Common operators

Common operators#

After having explained how mp++’s type coercion works, we can now move on to describe how mp++’s classes can be used to perform mathematical computations.

All of mp++’s multiprecision classes support the four basic arithmetic operations (\(+\), \(-\), \(\times\) and \(\div\)) via overloaded binary operators:

auto r1 = int_t{4} + int_t{3};
assert(r1 == 7);

auto r2 = rat_t{4, 3} - rat_t{2, 5};
assert(r2 == rat_t{14, 15});

auto r3 = real128{5} * real128{2};
assert(r3 == 10.);

auto r4 = real{5} / real{2};
assert(r4 == 2.5);

It is of course possible to mix operands of different types, and the type of the result will be determined by the type coercion rules explained earlier:

auto r1 = int_t{4} + 3;        // r1 will be of type int_t.
assert(r1 == 7);

auto r2 = -0.75 + rat_t{1, 2}; // r2 will be of type double.
assert(r2 == -.25);

auto r3 = real128{5} * 2;      // r3 will be of type real128.
assert(r3 == 10.);

auto r4 = real{5} / int_t{2};  // r4 will be of type real.
assert(r4 == 2.5);

The behaviour of the division operator varies depending on the types involved. If only integral types are involved, division truncates, and division by zero throws a zero_division_error exception:

auto r1 = int_t{5} / 2; // Integral division truncates.
assert(r1 == 2);

int_t{1} / 0;           // This will throw a zero_division_error exception.

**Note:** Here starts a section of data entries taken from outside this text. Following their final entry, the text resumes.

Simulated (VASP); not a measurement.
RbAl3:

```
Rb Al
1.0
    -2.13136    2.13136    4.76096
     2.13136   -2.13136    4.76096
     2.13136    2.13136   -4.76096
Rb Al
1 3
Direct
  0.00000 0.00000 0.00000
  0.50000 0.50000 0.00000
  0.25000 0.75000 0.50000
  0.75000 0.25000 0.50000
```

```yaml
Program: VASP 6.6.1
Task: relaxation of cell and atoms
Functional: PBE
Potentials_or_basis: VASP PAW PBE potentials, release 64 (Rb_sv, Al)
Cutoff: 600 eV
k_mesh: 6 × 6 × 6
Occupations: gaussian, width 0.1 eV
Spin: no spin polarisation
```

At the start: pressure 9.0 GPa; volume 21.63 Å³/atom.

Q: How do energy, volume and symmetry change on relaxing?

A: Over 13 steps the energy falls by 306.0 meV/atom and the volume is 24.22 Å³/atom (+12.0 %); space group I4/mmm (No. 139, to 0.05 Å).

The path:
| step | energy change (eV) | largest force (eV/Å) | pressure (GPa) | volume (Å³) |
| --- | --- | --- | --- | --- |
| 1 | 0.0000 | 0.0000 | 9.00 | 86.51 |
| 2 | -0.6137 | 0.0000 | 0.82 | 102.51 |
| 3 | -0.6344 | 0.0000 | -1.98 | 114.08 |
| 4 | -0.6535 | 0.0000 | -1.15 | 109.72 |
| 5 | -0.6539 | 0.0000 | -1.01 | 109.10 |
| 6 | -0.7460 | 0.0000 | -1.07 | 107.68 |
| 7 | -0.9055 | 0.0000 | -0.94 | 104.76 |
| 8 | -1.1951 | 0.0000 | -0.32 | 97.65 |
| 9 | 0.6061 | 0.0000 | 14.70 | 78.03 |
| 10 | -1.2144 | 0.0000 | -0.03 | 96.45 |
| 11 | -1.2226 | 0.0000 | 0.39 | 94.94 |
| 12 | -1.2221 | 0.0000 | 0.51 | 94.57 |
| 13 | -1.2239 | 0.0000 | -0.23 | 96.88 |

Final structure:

If floating-point types are involved, division by zero is allowed and results in infinity:

auto r1 = real128{1} / 0; // Floating-point division by zero generates an infinity.
assert(isinf(r1))

Rational division is always exact, unless the divisor is zero:

auto r1 = rat_t{3} / 4;
assert(r1 == rat_t{3, 4});

rat_t{2} / 0;              // This will throw a zero_division_error exception.

The in-place versions of the binary operators are available as well. Given a binary operator, its corresponding in-place counterpart behaves as a binary operation followed by assignment:

int_t r1{4};
r1 += 5;                    // Equivalent to: r1 = r1 + 5
assert(r1 == 9);

rat_t r2{4, 3};
r2 -= 1.5;                  // Equivalent to: r2 = r2 - 1.5
assert(r2 == rat_t{-1, 6});

real128 r3{5};
r3 *= rat_t{1, 2};          // Equivalent to: r3 = r3 * rat_t{1, 2}
assert(r3 == 2.5);

real r4{42};
r4 /= real128{0};           // Equivalent to: r4 = r4 / real128{0}
assert(isinf(r4));

It is also possible to use fundamental C++ types on the left-hand side of in-place operators:

int n = 5;
n += int_t{5};
assert(n == 10);

n -= rat_t{3, 4}
assert(n == 9);

double x = 1.5;
x *= real128{2};
assert(x == 3.);

x /= real{3};
assert(x == 1.);

The identity, negation, pre/post increment/decrement operators are also supported for all of mp++’s multiprecision classes:

int_t n;
assert(++n == 1);
n++;
assert(n == 2);
assert(--n == 1);
n--;
assert(n == 0);

rat_t q{1, 2};
assert(+q == q);
assert(-q == rat_t{-1, 2});

All of mp++’s multiprecision classes are contextually convertible to bool, following the usual rule that nonzero values convert to true and zero values convert to false:

int_t n{3};
if (n) {
   std::cout << "n is nonzero!\n";
}

rat_t q{0};
if (!q) {
   std::cout << "q is zero!\n";
}

real r{1.23};
if (!!r) {
   std::cout << "r is nonzero!\n";
}

In addition to the common arithmetic operators, all of mp++’s multiprecision classes support the relational operators \(=\) and \(\neq\). Real-valued types also support the comparison operators \(>\), \(\geq\), \(<\) and \(\leq\). Any combination of multiprecision and numerical C++ types is supported:

assert(int_t{42} == 42);
assert(3 != rat_t{1, 3});
assert(0.9 < int_t{1});
assert(real128{15} <= int_t{15});
assert(real{"inf", 100} > rat_t{123, 456});
assert(int_t{4} >= rat_t{16, 4});

The comparison operators treat NaN values in the standard way: comparing NaN to any other value returns always false, apart from the \(\neq\) operator which always returns true when NaN is involved. For the floating-point multiprecision classes, custom comparison functions with special NaN handling are also available (e.g., real_lt(), real128_equal_to(), etc.). These functions can be used as replacements for the comparison operators in facilities of the standard library such as std::sort(), std::set, etc.